Editor's note: One year ago two people died following incidents at the Spreckels mansion. Public fascination continued for weeks afterward, peaking in September as the cases were determined to have been a suicide and an accident, not crimes. This week, Patch revisits the deaths of Rebecca Zahau and Max Shacknai in pieces about the storied home connected to them, an upcoming book and the loved ones who have dealt with the aftermath of the tragedies.
The pain is still there and the grim determination hasn't waned, but for one of Rebecca Zahau's sisters, smiles are possible too.
Snowem Horwath can hear her big sister gently teasing her about her taste in clothing – Zahau didn't always approve – or about the items Horwath chose to feature in her new business, a boutique.
“‘You know what Snow,’” Horwath recalls Zahau saying as she viewed the stock during a Skype conversation, “‘I would even buy that.’”
Zahau's voice was silenced one year ago Friday; after nearly seven weeks of investigation, detectives determined that she died by her own hand, despite being found nude and bound on the grounds of the Spreckels mansion. The brother of her boyfriend, Jonah Shacknai, said he found her hanging from a balcony over the home's courtyard.

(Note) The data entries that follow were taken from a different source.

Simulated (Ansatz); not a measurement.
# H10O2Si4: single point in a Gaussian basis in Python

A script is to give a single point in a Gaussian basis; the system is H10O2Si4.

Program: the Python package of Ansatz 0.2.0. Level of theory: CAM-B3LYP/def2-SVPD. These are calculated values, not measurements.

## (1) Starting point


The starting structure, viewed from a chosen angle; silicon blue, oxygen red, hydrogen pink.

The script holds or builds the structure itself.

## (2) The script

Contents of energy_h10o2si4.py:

“Just the fact of knowing that it's the first anniversary now, of losing someone so special, it's just indescribable,” Horwath said, in a phone interview from her home in Hamburg, Germany.
The probe's conclusion angered Horwath, her sister Mary Zahau-Loehner and the rest of their family, which has been pushing since September for a new investigation. They publicly criticized the San Diego County Sheriff's Department, which oversaw the case, and became frequent visitors to cable news shows, along with their attorney, Anne Bremner.
The Sheriffs department denied their call to re-open the case, as did District Attorney Bonnie Dumanis. State Attorney General Kamala Harris's office continues to review the family's request, according to Bremner.
“I cannot believe her or her department would let it pass and not do anything,” Horwath said. “I cannot imagine that.”
The Coronado police investigated another incident at the mansion, two days before Zahau's demise, that led to the death of Shacknai's son, Max, 6. Chief Louis Scanlon disagrees with the Zahau family's criticism, but he says he sympathizes with their position.
“It was a terrible tragedy, particularly for the families involved, but it was determined not to be criminal in its nature,” he said. “To date, we have no evidence to indicate it's anything other than a tragedy, but I think that it's understandable there are people who can't accept that.”
Neither Horwath nor Zahau-Loehner has pointed fingers at the two people known to have been at the mansion July 13, 2011, but they have not wavered in their contention that their sister was killed.
Horwath said she is prepared to keep up the fight for a new investigation for several years, even a decade.
“It doesn't matter how long it takes, as long as the truth is revealed, as long as justice is served,” she said. “It doesn't matter if it takes many years, our fight for justice will still be the same. Of course, as sisters, we pray it doesn't take that long, but if it takes that long, it has to.”
She must do this for Rebecca, Horwath said, because “only then will I think, OK, I have done everything for you, then I won't be too sad anymore.”